12 February 2008

"No Way am I Voting for a Woman!"

"No Way am I Voting for a Woman!"
by topazz
02/12/2008, 7:24 PM

Recently, high school juniors in a US History class were asked: "Of those here who will be eligible to vote in the upcoming November Presidential election, which candidate are you considering; Clinton, Obama, or McCain? I’m embarrassed to say it was my son who yelled out what I have up there as the subject header. His sister is in the same class, otherwise I'd probably never have known about it. According to my daughter he got a big laugh and spitballs volleyed at his head, but their teacher (a woman in her 30's) just shook her head and sat down. She was quiet for several minutes before the class finally noticed that she wasn't laughing with them.

Disclosing this is bound to get me dodging a few fray spitballs here myself, so to those who profess to raising perfect and politically correct children, congratulations and more power to you. As for me, I've never subscribed to that old "boys will be boys" way of thinking when it comes to disrupting a class, but even more so on issues like teenage drinking, sex, drugs - and now, misogyny. But while seventeen year-old boys can be many things, mature doesn’t always come in first on the list. Still, this was what we parents call a “teachable” moment, and I sat down with both of my sons as well as my daughter that night after hearing what happened in history class. We talked - or rather, I talked, about women and power, sexism, discrimination and misogyny, and I explained in simple terms exactly what these things meant. About how it didn't matter that all the girls in that class may have been laughing at his remark; what it implied was dead wrong. Women are fully capable of being President of the United States and they will be, and women are not inferior to men.

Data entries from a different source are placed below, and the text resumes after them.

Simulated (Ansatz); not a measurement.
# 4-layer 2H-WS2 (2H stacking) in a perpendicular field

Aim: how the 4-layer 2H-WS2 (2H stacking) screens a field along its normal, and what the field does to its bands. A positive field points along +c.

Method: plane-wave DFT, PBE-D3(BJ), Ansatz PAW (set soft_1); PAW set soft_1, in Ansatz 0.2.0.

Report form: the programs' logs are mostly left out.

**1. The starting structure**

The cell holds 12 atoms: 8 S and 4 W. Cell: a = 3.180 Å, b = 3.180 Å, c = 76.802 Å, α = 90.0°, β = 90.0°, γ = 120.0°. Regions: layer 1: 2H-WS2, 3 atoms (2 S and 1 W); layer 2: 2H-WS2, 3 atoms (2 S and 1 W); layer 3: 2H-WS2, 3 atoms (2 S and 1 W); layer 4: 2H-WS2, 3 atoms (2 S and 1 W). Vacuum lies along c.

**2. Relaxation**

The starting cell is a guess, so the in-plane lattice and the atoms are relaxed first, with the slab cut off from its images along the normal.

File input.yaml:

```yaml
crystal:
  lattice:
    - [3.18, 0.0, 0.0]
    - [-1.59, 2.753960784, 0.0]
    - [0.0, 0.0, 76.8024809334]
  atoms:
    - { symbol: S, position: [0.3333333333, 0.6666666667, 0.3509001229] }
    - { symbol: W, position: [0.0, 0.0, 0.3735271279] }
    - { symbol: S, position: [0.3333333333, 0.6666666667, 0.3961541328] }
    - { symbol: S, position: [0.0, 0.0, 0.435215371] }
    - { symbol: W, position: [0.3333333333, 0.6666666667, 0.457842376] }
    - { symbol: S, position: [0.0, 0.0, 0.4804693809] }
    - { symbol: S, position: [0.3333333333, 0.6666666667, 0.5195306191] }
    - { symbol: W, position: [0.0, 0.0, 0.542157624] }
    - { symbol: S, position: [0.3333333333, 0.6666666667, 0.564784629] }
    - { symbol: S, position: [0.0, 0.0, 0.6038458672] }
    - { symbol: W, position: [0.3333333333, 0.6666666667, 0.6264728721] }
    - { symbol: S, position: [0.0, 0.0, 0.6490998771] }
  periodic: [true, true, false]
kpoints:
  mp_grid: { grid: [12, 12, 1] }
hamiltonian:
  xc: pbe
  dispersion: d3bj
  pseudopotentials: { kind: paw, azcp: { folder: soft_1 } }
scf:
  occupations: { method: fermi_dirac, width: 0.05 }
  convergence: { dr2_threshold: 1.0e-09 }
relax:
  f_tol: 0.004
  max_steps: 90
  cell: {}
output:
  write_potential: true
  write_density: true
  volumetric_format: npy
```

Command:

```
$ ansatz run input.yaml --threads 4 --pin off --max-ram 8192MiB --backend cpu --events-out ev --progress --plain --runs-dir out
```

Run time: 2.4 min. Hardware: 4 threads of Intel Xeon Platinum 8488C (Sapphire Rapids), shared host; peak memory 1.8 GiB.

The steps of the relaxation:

Yeah, yeah, we hear you Mom, and we know you're right. But Obama is the man. Obama is cool. Even girls think he is, most of them don't want to vote for Hillary. I looked at my daughter; she was nodding her head and agreeing, she usually never agrees with her brothers. Obama over Hillary. Why, I asked. Why do you think Obama would make a better president than Hillary Clinton, or John McCain? What does he stand for, do any of you even know? What has he said or done, what has he promised, that makes you feel this way?

"He's just cool."

To a teenager, the MySpace generation, the presidential race is visual, mostly all surface, very llittle to do with anything in their day-to-day lives. A couple of years away at college and they'll be completely different people of course, but this is the here and now. Is the presidential race much different for them than watching the Grammys this week? I get the feeling it isn't. Put Obama and Hillary next to each other and what do they see? "He's cool."

Truth is, Obama is cool. But looking at it through their eyes, more and more I'm troubled by perception, about how no matter which candidate - its all about getting that package of perception across. It takes planning, and managers, handlers, stylists, dressers, speechwriters, advance people, spokespeople, audience plants, unbelievable amounts of money. So much money, that only millionaires can become President of the United States.

If my kids don't start reading up and getting themselves familiar with a little more beyond "he's cool", if they don't get serious about this privilege they have of voting, I don't think they deserve to vote at all. They'll be 18 by November, but they'll still be living under my roof.

If they don't get with the program, I may just end up grounding them on election day.